Sunday, February 23, 2014

It's Always Something

Maisy is, to put it bluntly, a bitch. An only child most of her life, she's never really had to share. This has never been a problem in the past. Although she would try to resource guard things from the cats (who would just look at her like um, there is no way I want your stupid Kong, geesh and walk away), she's never really experienced someone fighting back.

Pyg, on the other hand, is socially confident. He doesn't start stuff and he won't brazenly steal things from Maisy. He will opportunistically steal her stuff if she gets distracted, and I've even seen him do the whole oh, I think someone's at the door bark-bark-bark... HA! SUCKER! fake out thing. But when Maisy is a bitch, it's ON.

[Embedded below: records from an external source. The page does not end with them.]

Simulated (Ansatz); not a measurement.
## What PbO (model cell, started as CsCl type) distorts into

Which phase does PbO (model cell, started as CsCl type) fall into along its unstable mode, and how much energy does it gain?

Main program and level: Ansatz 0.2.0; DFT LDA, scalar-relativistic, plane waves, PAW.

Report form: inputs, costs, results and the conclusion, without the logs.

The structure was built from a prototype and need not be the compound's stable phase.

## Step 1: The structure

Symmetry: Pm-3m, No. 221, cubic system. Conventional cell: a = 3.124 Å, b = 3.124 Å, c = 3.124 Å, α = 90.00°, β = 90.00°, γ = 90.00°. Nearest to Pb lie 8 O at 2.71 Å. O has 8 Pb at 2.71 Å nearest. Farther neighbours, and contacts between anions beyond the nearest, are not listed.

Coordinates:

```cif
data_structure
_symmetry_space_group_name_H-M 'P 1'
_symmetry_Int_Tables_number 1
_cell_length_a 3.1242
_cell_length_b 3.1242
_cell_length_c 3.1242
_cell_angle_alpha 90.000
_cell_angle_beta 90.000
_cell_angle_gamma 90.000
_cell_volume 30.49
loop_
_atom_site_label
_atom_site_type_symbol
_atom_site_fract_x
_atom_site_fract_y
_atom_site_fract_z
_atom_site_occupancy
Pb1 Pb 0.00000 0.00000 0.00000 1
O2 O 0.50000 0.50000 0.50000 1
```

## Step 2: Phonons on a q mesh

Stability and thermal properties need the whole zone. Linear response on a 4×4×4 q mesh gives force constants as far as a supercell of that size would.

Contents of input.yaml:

I know I'm not alone in this; all multi-dog households are going to have the occasional disagreement. So why don't we talk about it more? Well, I've always been honest on this blog, so yes. My dogs fight sometimes.

Most of the time it's completely appropriate and involves a hard stare, a lip lift, or a brief growl, with the other dog licking his lips, looking away, or shaking off. All in all, no big deal.

But sometimes. Oh, sometimes.

I had one of those sometimes recently. I was eating a snack, and both dogs were quietly begging at my feet. In other words, just another day at la casa de los perros. Except I wasn't sharing, and this upset Maisy. I have no idea what was going on in her furry little head, but my anthropomorphic belief is that she was upset about the lack of sharing and this made her anxious/stressed/frantic/bitchy. And so she divebombed at Pyg, growling and snarling.

I did that stupid thing you're not supposed to do: I reached in to break up the fight. I gotten bitten. It was no one's fault but my own, and I think Pyg was as surprised to make contact with my arm as I was to get bitten. About the only good thing is that now I know what Pyg's bite inhibition is like (worse than I thought).

It was also the wake up call I needed to start working on the issue. I'm fortunate to have an awesome friend who currently lives with seven dogs and has a surprisingly small number of fights in her house. I emailed her, and she wrote some blog posts just for me! (Okay, fine, she was already working on them, but she finished them for me.)

Her advice ended up pretty long, so it's been split into three posts. The first one is on management, and you can read it here. For the most part, I've done a prety good job at this. The dogs already eat in their crates, but I've tightened that up to include times when I'm eating something and not sharing or when Maisy is otherwise looking stressed.

The second post is on actual training things you can do to help your dogs get along better. You can read it here. I'm only just starting on this. Pyg has pretty good impulse control, but Maisy's has really slipped over the years, so I've got a lot of work to do.

Part three will, I'm told, include case studies... I'd say that I will update this post when she updates, but, um. Probably not. Oh well. You're all smart. you can find it, I'm sure.

Anyway, I'll be sure to keep you guys updated on how things go...

1 comment:

Ninso said...

When I first got Jun and only had Lok, Jun was so bad she would walk right up to him and take things right out of his mouth! I put a stop to that quick. Then when Elo came along the dynamics between him and Jun were very similar to Maisy and Pyg, and in most cases the big fights were exactly like the one you describe--neither dog has the resource; I have it and they both want it. For example, standing by the food bin dishing up bowls. I got bit 4 times, all by Elo who also has poor bite inhibition. Something in Laura's 2nd post made complete sense to me, even though I never thought of it in those terms--that RG comes from insecurity over not know what is theirs. We still have the rare scuffle, but they are short, mostly noise, and they break it up on their own now. I have no doubt you'll be able to work through this issue.